The candidates running in elections, like the one we just had, have often spent years pining to become part of the process, eager to contribute to society. However, successful candidates like Peter Penashue and Ryan Cleary who are heading to Ottawa for the first time, are in for a rude awakening: the bloodsport of politics, and how the general public perceives it. They are about to discover that no matter what they do with their time, they will face unimaginable scrutiny and daily victories will be shadowed by yearly mistakes.
Politicians are rarely given the benefit of the doubt. Their motives, policies, competency, dedication to representation, fairness, intelligence, personal lives, and even moral fibre regularly come in to question in the media and on the streets. Some would argue that all of this comes with the territory of being in public office, but what must irk politicians to no end is when their work ethic is challenged. Political pundits carelessly paint politicians with the brush that they live posh lifestyles, benefit from endless perks, and have little to do besides reap the rewards. The spending scandals in both Ottawa and our own province in the past ten years have done nothing but reinforce these stereotypes, but it is a case of a few bad apples – which can be found in any profession at any level. My own experiences in Ottawa have convinced me that the reality is a stark contrast; that most politicians are in fact extremely hard working and earnest in their efforts.
Responsibilities to Parliament and Ottawa
Even on a weekly basis, I was shocked to see the demands and responsibilities which are placed on our Members of Parliament. There are a lot of ‘housekeeping’ duties an MP must fulfill, from sitting in the House of Commons (even when there apparently isn’t much going on) to attending mandatory Parliamentary traditions. MPs must attend weekly meetings with their party colleagues – and there are different weekly meetings specific to addressing national, provincial, regional, or even industry-specific issues. But likely the most major, yet largely un-noticed, work an MP accomplishes is their work in Parliamentary Committees. Unbeknownst to many Canadians is that the real leg-work of Parliament happens behind committee doors. You might be surprised to learn what committee your MP is involved in – for example, in the last Parliament St. John’s East MP Jack Harris sat on the National Defence Committee. Each committee typically meets twice a week for two hours each, and it is the committees that are the driving force behind the creation of new laws, amendment to existing ones, and keeping the government departments accountable.

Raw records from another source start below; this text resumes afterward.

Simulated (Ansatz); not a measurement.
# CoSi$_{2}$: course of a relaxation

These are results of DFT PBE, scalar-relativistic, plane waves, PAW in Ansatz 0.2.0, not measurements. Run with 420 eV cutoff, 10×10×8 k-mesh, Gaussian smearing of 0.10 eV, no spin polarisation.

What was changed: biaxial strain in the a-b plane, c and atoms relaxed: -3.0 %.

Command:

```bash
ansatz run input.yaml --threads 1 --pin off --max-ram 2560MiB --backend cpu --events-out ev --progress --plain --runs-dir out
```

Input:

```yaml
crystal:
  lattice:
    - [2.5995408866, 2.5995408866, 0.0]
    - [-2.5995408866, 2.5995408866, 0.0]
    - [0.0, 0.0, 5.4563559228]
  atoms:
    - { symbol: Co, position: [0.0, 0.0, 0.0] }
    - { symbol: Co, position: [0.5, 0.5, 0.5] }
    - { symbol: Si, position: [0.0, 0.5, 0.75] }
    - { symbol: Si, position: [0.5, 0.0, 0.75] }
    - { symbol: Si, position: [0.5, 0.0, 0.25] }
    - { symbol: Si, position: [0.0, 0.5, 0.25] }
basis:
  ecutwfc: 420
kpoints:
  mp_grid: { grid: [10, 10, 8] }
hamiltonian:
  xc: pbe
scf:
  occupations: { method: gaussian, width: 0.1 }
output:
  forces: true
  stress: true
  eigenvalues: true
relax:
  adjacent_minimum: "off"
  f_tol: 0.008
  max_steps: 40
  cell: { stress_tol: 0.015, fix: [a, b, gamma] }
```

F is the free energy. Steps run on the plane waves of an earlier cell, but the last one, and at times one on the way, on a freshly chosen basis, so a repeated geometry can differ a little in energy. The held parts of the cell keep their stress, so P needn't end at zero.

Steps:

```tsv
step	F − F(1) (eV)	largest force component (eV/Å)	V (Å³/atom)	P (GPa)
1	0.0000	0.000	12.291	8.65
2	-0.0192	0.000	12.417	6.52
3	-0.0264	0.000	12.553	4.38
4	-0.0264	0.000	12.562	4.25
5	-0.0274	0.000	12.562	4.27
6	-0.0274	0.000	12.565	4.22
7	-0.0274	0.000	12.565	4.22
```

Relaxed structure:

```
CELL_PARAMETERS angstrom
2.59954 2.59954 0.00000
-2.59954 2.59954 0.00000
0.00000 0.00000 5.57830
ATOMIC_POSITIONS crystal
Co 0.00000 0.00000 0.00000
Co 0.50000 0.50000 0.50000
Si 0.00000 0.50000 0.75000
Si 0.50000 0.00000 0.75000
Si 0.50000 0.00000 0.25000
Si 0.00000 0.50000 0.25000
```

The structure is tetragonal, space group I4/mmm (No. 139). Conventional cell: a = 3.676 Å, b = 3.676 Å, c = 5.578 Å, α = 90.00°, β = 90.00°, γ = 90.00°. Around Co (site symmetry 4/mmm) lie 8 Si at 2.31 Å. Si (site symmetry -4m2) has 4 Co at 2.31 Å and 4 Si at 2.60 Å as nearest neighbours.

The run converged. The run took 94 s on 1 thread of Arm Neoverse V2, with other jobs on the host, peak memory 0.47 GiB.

All of these duties have deliverables and responsibilities which are far beyond simply attending meetings, and make for an extremely busy week in Ottawa. Additionally, if an MP proves to be particularly adept, politically saavy, or attractive to the right demographic, they will be chosen to become either a Minister or a Critic of a specific government department which increases their responsibilities to their colleagues, various stakeholders, and the media significantly. Any remaining holes in the MP’s schedule are filled with meetings with interest groups, phone calls, media requests, or travel, none of which can be put off. Every day is a working breakfast, lunch, and often a dinner with colleagues – and MPs are always at the beck and call of their party’s leader.
The double-edged responsibilities back home
These Parliamentary responsibilities do not take into account the proactive work a politician must engage in to be successful – or even noticed – and does not even touch upon their duty to their constituents as their local representative. The bare minimum required from an MP is to help constituents with their problems with federal government programs, and field each invitation, question, suggestion, and complaint they receive – which is many. In order to just maintain their voter base, an MP needs to keep close relationships with groups in their area, be intimate with and respond to all local issues, find ways to get these issues heard in Ottawa, and to see and be seen in every corner of their constituency – a tall order if your riding is the entirety of Labrador.
The greatest error editorialists make when evaluating the work of a politician is looking at the number of days they are required to sit in the Legislature or House of Commons. Pundits often compare those 110 days of sitting to the 250 the rest of Canadians work, or even worse they label their time away from Ottawa or St. John’s as ‘breaks’ as ‘vacation’ which would be absurd. In fact, this is when your elected official finally gets a chance to focus on the issues affecting the riding because they are actually in it – to meet with their constituents, to actively participate in the community. This is likely the most productive time of the year for them as it provides time for proactive work and critical thinking. Sometimes it is reported that an MP’s attendance record in the House of Commons is dismal, but it is important to keep in mind that Parliament runs every day for 3 out of every 4 weeks. For an MP in St. John’s to get home for the weekend, to see their families but probably work as well, they likely have to miss Friday’s session. For them to attend any event in their riding that happens to fall between Monday-Friday, they have to skip out on Ottawa. It is a lose-lose situation.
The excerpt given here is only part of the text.